Now that the “Build Back Better” plan appears to have been laid to rest, we can hope that Congress and President Joe Biden will turn their attention toward solving some of the biggest problems faced by our country rather than working to make them worse.
Unfortunately, the early indications are not great. Right out of the box in 2022, Senate Majority Leader Charles Schumer is suggesting he will move to create a “narrow” exception to the filibuster– an exception that would be all but certain to expand when Democrats again find their agenda stymied.
And he is also insisting that talks continue on the president’s doomed spending plan, although there’s no real indication that Sen. Joe Manchin’s objections to the bill have been assuaged.
While some lawmakers continue to insist the supposedly $1.7 trillion measure — the true cost is more than twice that — can be restructured, the bill rests on a foundation of extremism and deception.

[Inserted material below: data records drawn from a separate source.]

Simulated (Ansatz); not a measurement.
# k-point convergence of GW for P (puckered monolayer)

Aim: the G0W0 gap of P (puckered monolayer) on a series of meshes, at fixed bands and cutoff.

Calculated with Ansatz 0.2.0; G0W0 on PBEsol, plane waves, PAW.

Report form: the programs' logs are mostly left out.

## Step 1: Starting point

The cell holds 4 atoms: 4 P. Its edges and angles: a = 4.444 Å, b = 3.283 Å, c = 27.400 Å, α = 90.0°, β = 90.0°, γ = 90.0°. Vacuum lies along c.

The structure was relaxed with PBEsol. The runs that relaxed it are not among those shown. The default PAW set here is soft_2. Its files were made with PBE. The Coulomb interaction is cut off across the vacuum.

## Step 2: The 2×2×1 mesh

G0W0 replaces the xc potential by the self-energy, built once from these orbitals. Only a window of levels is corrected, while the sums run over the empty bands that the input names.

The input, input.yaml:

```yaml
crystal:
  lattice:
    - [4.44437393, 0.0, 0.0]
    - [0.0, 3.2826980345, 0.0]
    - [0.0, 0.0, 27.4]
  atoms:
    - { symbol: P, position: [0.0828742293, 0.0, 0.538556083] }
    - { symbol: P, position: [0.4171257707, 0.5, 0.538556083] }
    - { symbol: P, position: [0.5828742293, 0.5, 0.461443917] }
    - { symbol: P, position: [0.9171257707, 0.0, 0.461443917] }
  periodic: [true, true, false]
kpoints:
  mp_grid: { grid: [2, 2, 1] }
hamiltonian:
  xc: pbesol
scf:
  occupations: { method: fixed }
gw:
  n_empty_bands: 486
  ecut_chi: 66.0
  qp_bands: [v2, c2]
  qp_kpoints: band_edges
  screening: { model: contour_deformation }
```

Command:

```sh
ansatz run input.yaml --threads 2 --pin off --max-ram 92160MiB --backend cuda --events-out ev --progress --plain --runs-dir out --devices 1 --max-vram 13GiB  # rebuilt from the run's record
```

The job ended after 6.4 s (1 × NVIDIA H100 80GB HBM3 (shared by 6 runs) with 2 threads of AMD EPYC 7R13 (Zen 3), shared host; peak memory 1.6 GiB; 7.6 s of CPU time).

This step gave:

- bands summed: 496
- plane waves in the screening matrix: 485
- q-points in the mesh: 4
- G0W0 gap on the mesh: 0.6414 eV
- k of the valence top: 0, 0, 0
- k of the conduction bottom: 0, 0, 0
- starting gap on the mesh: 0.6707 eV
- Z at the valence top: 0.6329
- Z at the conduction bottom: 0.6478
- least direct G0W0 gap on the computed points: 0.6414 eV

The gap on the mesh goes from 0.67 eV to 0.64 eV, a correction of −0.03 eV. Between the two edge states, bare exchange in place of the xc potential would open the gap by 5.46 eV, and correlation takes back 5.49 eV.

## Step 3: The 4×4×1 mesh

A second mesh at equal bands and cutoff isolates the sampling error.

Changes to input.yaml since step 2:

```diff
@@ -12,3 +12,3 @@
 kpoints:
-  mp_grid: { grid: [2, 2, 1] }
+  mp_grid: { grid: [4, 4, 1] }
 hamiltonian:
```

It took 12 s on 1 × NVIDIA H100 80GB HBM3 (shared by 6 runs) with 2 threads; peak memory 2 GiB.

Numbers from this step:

For starters, the actual cost is considerably more than the sticker price because the bill is riddled with accounting gimmicks designed to mask the authors’ intent. But this fiscal deception pales in comparison to the policy problems with Build Back Better, which comprises the most extreme elements of a far-left agenda that was always intended to be rammed through on a narrow, partisan vote.
And that’s exactly why it failed.
The question remaining is not how this monstrosity can be fixed, but rather what the administration does now that its out-of-touch agenda is in tatters.
The Biden administration has a choice. It can continue to press forward with a go-it-alone partisan agenda that doesn’t have the support of Congress or the American people.
It can attempt to bypass Congress and implement elements of its agenda by executive order and agency mandates.
Or it can make an honest effort to bring people together, find common ground on key priorities, and address the real challenges our country is facing.
Pressing forward would be bad policy and bad politics. The more Americans learned about the particulars of Build Back Better, the more they opposed it. The more gimmicks that were used to hide the true cost, the more obvious it became that this was terrible policy. A zombie Build Back Better bill is the solution to nobody’s problem.
Bypassing Congress and attempting to implement parts of the package via executive action risks legal challenges and, even if successful in the short term, would likely mean reversal the next time Republicans are in power. But the threat is real enough that opponents should remain vigilant. That’s particularly true on energy policy, which was a focal point of Build Back Better and is an issue on which the administration has already demonstrated a willingness to impose its will against the wishes of Congress and the American people.
The solution the administration ought to choose is to make an honest effort to find common ground on key priorities, build a coalition around those ideas, and move forward on consensus policy proposals.
That means doing the hard work of legislating and negotiation, of sitting down with your opponents in good faith and discussing what’s really important.
Up to now, the authors of Build Back Better have ignored the real economic challenges facing the country — inflation, a labor shortage, supply chain interruptions. Instead of trying to push a partisan ideological agenda through a 50-50 Senate, these are the challenges our government should be focused on addressing in a bipartisan manner to improve people’s lives in 2022.
Manchin might be getting all the grief, but he didn’t kill this bill. The administration and congressional leadership devised a fraudulent sales pitch for an extreme partisan proposal and then couldn’t sell it to a majority in the Senate.
We should all be thankful for their failure, and encourage them to work to come up with something better that addresses the real needs of the people they represent.